Future of Gas – work group of the social dialogue gas

(13 January 2011) The European Energy Strategy 2020 includes also perspectives on the developments of the gas sector. To consider this the European gas industry social partners organized a work group, A central concern are the neglected effects of the developments on the companies and workers.


A presentation on the future of the gas sector was made by Professor Klaus Homan, CEO of Thyssengas, recently sold by RWE to Macquarie, the Australian private equity company.

He addressed the changing structure of the gas sector including the fragmentation of the sector, the development of specific sectors of gas consumption, the security of supply concerns, relations between conventional, unconventional (shale) gas as well as how electricity and gas convergence has positive as well as negative effects.

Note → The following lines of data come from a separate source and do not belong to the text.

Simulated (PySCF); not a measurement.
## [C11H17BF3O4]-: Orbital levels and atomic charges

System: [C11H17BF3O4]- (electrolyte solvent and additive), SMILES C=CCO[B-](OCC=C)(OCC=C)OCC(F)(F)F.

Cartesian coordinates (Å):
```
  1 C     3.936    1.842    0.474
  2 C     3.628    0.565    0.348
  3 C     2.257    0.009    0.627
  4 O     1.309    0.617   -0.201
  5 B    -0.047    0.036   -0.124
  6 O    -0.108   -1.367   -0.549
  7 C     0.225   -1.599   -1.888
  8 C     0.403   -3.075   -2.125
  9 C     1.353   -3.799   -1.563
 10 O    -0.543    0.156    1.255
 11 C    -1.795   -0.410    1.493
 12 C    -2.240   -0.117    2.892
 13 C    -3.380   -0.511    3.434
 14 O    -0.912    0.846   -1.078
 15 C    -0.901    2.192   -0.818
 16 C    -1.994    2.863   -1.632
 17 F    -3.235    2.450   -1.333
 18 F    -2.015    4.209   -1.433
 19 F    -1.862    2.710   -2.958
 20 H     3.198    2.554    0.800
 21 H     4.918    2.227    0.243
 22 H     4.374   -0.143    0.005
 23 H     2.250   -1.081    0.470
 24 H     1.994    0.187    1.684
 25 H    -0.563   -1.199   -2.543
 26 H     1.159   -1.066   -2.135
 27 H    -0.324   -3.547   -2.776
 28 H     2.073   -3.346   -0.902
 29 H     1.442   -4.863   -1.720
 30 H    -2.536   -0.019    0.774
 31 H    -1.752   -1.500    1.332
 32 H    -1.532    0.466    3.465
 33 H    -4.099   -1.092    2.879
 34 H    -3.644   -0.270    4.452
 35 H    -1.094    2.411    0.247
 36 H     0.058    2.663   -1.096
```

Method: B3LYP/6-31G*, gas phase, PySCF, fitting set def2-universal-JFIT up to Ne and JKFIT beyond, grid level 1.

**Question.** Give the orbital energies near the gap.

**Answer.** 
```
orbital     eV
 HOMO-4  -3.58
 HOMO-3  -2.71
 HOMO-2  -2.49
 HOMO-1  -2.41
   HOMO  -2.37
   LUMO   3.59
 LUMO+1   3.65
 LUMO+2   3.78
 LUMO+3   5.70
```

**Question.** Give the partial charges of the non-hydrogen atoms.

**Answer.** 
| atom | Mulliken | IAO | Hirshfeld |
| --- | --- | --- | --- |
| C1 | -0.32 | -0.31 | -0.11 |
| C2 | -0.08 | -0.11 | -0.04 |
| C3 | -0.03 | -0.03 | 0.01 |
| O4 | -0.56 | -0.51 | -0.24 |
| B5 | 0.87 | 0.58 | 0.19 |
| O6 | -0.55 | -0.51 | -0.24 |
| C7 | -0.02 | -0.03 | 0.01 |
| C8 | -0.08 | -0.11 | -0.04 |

Also the changing regulatory framework was a topic of discussion. Unbundling of the gas infrastructure and ownership developments with their corresponding restructuring contribute to a fragmentation of the company structures and the value chain (production, storage, pipelines, trade, LNG, regulated and non-regulated activities, meter/billing and appliances. A remarkable aspect of the development is the way in which risks are managed. Unregulated companies which are no longer integrated are open to much higher risks with consequences for employment. Developing a coherent business model was made more difficult with some arguing for a clear distinction between a production vs a logistics model linking transport, storage, LNG capacities. These elements lack in the Commission’s infrastructure publication

The reflections underlined that the role of gas in the primary energy consumption is difficult to predict. This is also stated by the European Commission in a staff working paper. ”Gas demand is highly dependent on energy policy choices. High uncertainty is surrounding the future of gas demand.” And this relates to the changing regulatory framework. Examples of possible downward pressures on the domestic supply of gas include the development of new housing stock. New houses hardly use energy for heating and new neighborhoods are already constructed without gas pipelines. One the other hand several technologies that would use gas such as microgeneration are not available yet on the market.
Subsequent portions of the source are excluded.